Jul 26, 2016 ยท 4 minutes

When Marissa Mayer first took over as Yahoo’s CEO-- while pregnant with her first child-- there was a lot of debate over whether that was a reckless decision by the board.

For a while, it seemed her every move was scrutinized through the lens of being a new mother.

The debate over her own decisions around maternity leave was viewed as her passing judgement over what all women should do. A throwaway statement about her baby being “easy” was seen as a punch in the gut for mothers everywhere. And when she changed the rules around Yahoo employees being allowed to work from home, it was interpreted as an anti-mother stance. How dare a mother do such a thing!

Mayer was living publicly what 60% of new mothers live privately: A specific form of bias known as the “Maternal Wall” where mothers have to prove their dedication to their job all over again, and are locked in a double-bind of “You can’t be a good employee if you aren’t constantly available” and “You can’t be a good mother if you aren’t constantly available.”

Here’s what I think her greatest accomplishment of the last four years was: We also got to watch the most high profile female tech CEO largely overcome that particular bias. She still gets treated differently as a woman-- how many men who got snubbed at Sun Valley made the news? But by the time Mayer was going into labor with her twins, and was on CNBC defending a proxy fight against her copy, the narrative had shifted from Mayer the mother to Mayer the leader.

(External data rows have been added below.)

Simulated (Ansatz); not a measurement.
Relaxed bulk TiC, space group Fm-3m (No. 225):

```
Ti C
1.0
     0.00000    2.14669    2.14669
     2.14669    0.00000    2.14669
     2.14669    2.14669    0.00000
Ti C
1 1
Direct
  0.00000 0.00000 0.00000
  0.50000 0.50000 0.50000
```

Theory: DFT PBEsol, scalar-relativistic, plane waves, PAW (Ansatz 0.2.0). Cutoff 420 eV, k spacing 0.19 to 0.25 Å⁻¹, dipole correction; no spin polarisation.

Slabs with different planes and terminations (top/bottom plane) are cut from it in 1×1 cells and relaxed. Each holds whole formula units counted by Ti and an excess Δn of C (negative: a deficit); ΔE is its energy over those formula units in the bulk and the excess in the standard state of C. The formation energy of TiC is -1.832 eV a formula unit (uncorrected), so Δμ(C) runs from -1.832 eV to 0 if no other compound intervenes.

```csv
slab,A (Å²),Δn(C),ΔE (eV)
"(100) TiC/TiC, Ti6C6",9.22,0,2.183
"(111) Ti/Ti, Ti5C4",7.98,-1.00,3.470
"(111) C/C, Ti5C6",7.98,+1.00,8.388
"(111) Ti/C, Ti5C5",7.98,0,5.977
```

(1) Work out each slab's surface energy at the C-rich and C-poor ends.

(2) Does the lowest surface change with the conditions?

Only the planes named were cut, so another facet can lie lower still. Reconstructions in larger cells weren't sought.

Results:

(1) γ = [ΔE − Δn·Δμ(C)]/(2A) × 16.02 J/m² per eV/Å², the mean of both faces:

Now, sure, that characterization isn’t always positive. If we were going to have a working mother CEO role model in this industry, it’d be nice if she had won. It’d be nice if she was leading a powerful and surging company not being the final caretaker of a broken one. She was an imperfect role model in some ways, just as Ellen Pao was an imperfect plaintiff for the Valley’s most high profile discrimination case.

But while the press tears her apart, Mayer is still widely respected among Valley leaders. A lot of that has to do with how hard she worked to have any view that she was disabled as a mother removed from the dialog.

Max Levchin -- a former Yahoo board member-- put this well at Pandoland, when he said “I respect who she is and how she is but also what she represents.” He continued, “She gave birth to twins and  then traded emails with me about a feature of a product she was launching in a week… and that’s not out of character.”

Emily Chang of BloombergTV interviewed Mayer yesterday and said she hesitated to ask “the mother question” but was glad she did.

Mayer said that first and foremost kids teach you about yourself and that she has learned she “[loves] to work [and] have a big impact.” She also talked about how she talks to her kids about why work is so important to her, sharing a story of her almost four year old saying mommy was going to go do her board call, he was going to go kick the ball and then they’d meet up for dinner.

I can’t relate to a lot of Mayer’s career or life, but I could relate to that.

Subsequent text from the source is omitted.